What has expanded alongside these surpluses is a managerial class of careerist administrators and trustees whose commitments lie not with the university’s historical mission as much as with the incentives of profit. The current chancellor, Javier Reyes, appointed in 2023, has overseen a period marked by open hostility to dissent and a fixation on short-term financial performance at the expense of long-term institutional and environmental sustainability.
“We are caught in the pincers of external ideologues and internal careerists,” Young warns. The result is a public university increasingly governed as if it were a private corporation, accountable neither to its students nor to the broader community it was created to serve.
In less than a decade, UMass has gone from celebrating student activism as a source of renewal to criminalizing it. Climate pledges have been hollowed into marketing slogans, and campus has been remade as a site of repression rather than democratic engagement.
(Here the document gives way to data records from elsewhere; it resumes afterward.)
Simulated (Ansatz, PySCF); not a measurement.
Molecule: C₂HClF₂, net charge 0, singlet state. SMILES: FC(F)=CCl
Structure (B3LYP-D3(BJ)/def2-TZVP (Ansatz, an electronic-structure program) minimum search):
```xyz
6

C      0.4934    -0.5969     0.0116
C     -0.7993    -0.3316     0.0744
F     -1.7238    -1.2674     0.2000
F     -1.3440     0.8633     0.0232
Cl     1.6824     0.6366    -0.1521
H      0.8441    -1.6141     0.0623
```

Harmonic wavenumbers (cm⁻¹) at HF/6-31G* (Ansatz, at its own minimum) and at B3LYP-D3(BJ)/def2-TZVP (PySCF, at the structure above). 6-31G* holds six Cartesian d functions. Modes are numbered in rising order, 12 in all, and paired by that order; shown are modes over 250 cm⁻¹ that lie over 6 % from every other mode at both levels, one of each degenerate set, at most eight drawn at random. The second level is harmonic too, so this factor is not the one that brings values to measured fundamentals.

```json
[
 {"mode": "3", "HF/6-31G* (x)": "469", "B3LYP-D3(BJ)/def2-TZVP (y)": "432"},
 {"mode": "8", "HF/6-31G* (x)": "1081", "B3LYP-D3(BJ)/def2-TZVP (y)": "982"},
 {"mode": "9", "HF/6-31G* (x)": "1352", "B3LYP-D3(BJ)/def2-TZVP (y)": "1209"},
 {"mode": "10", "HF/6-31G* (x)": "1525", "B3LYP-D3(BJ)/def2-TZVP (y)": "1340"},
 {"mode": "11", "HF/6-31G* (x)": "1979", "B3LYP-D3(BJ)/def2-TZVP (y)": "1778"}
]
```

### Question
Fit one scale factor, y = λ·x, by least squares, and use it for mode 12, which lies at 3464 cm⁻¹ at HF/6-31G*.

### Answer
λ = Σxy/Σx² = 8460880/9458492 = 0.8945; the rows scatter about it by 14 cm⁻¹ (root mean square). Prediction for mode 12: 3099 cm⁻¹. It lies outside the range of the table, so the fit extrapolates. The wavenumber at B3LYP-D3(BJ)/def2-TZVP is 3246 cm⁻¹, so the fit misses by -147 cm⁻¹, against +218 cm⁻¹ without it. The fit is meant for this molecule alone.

In the process, students have realized that democratic backsliding is not confined to Washington. It is reproduced in their own institutions, creating a vicious cycle in which unelected boards and unaccountable administrators operate with contempt for the communities they claim to serve.
“We see the student struggle today not only as a push for divestment itself, but as a push for the democratization of our campus,” explained student organizer Eric Strong. It is a matter of “putting decision-making power back in the hands of students, faculty, and staff where it belongs.”